Project Report Card
The project report card is a practice that's in the service of high visibility and team engagement, and it's something that we're evolving at DevMynd. The concept is to keep track of a number of dimensions on a project each week – the kinds of things that can help us celebrate wins, improve process, and identify risks.
There are four categories: Big Picture, Internal Risks, Client Risks, Practices. Each dimension within these categories gets a score on a three point scale: Red (poor), Yellow (Ok), and Green (good). Each week during our retrospectives, the team updates the report card. More than giving ourselves a grade, it's a tool that prompts introspection and growth, and helps us keep having the right conversations.
These are the high-level items, if all we did was score these things it would tell us a lot about the health of a project.
- Customer Confidence: If we were the customer, how confident would be be in DevMynd's ability to execute this iteration? Do we still feel good about having selected DevMynd for this work?
- Team Enjoyment: How much fun are we (DevMynd) having on this project? How much are we learning? How much do we enjoy the client and the work?
- Product Quality: Do we feel that we are delivering a quality product? Is code quality high? Are we proud of what we're delivering?
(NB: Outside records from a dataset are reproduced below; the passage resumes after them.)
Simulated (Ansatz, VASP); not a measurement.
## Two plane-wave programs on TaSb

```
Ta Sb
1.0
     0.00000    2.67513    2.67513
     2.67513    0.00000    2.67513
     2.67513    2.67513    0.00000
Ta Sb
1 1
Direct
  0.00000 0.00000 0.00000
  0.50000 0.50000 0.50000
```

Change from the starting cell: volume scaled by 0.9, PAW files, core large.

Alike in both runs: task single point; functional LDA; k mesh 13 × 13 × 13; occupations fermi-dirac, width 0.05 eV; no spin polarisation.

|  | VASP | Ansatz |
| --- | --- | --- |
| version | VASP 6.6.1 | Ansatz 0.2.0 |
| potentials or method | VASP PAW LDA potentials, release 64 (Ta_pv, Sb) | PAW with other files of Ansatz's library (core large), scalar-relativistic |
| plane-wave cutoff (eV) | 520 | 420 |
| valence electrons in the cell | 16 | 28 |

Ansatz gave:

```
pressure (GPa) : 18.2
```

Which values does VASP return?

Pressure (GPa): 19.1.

- Delivered Value: This one is a bit more abstract. Delivered value can be in a number of different areas: business value, value to the client as a whole, value to the client's dev team (are we teaching them a bunch), etc. At a high level, are we delivering value at our full potential?
- Value Received: This is the opposite of the previous one, how much value is this project bringing back to DevMynd? This doesn't necessarily mean how much revenue is it bringing in, though that is a part of it. It could be related to the prestige of the client, how challenging/satisfying the project is, whether we see future work with this customer, etc.
These are risks to DevMynd, and we like to share these with customers because it keeps everyone honest. If our team or leadership are feeling shaky about a project or a client, we should be figuring out why. This frequent risk assessment helps us to have those discussions.
- Reputation: As a services firm reputation is everything, is DevMynd's reputation in any danger from either actual issues or poor perception?
- Legal: What is DevMynd's exposure in the unlikely circumstance that something really goes awry, e.g. data or information breach, serious malfunction causing damage to person or property, etc. We like to track this because it helps us have honest, direct conversations with customers about how we're mitigating these things for ourselves, which in turn mitigates them for the customer.
- Revenue: While we don't want our customers to really care too much about DevMynd's internal operations, we are a business and need to collect revenue. We like to periodically assess the risk of each project to DevMynd's cash-flow. Is the customer paying on time? Do we know of anything that puts future statements of work in jeopardy?
- Attrition: On particularly challenging projects we like to ask the question: are folks on the DevMynd team burning out and at risk of attrition?
Just like there are risks to DevMynd, we want to flip the table around and look at the project from a customer's perspective. Building this kind of empathy for the stakeholders helps us to detect and deal with issues early, sometimes before a client even brings them up.
- Engagement: It is critical to success for the team to maintain a high level of engagement with the client stakeholder. Do we have enough face time? Is the client attending standup? Are we getting enough support for story writing and requirements?
- Budget: Every project has a budget, from startup to enterprise. We review where we're tracking against a client's budget and evaluate what we can do to stay on track.
- Timeline: Most projects have some calendar milestones. How are we tracking to those milestones? Are we doing a good job of setting expectations, are we meeting them?
- Visibility: Does the client have enough visibility into the project, team, and process?
- Maintainability: Can the client effectively maintain the code base that we're building? Are we adequately transferring knowledge? Do they have the skills?
Having delivered dozens of projects, we've learned the practices that help us deliver high quality, on-time, and on-budget. This is a simple checklist of some of those things. We like to assess each week if we're doing them, and doing them well.
- Pair Programming: Are we pairing enough?
- Code Review: Do we need to do more code review? Should we employ pull-request reviews?
- Automated Testing: Is the test suite solid? Do we need more functional tests? Is the client-side being covered adequately?
- Communication: Is communication working smoothly? Too much email? Not enough chat? Are we getting enough face-time with the customer?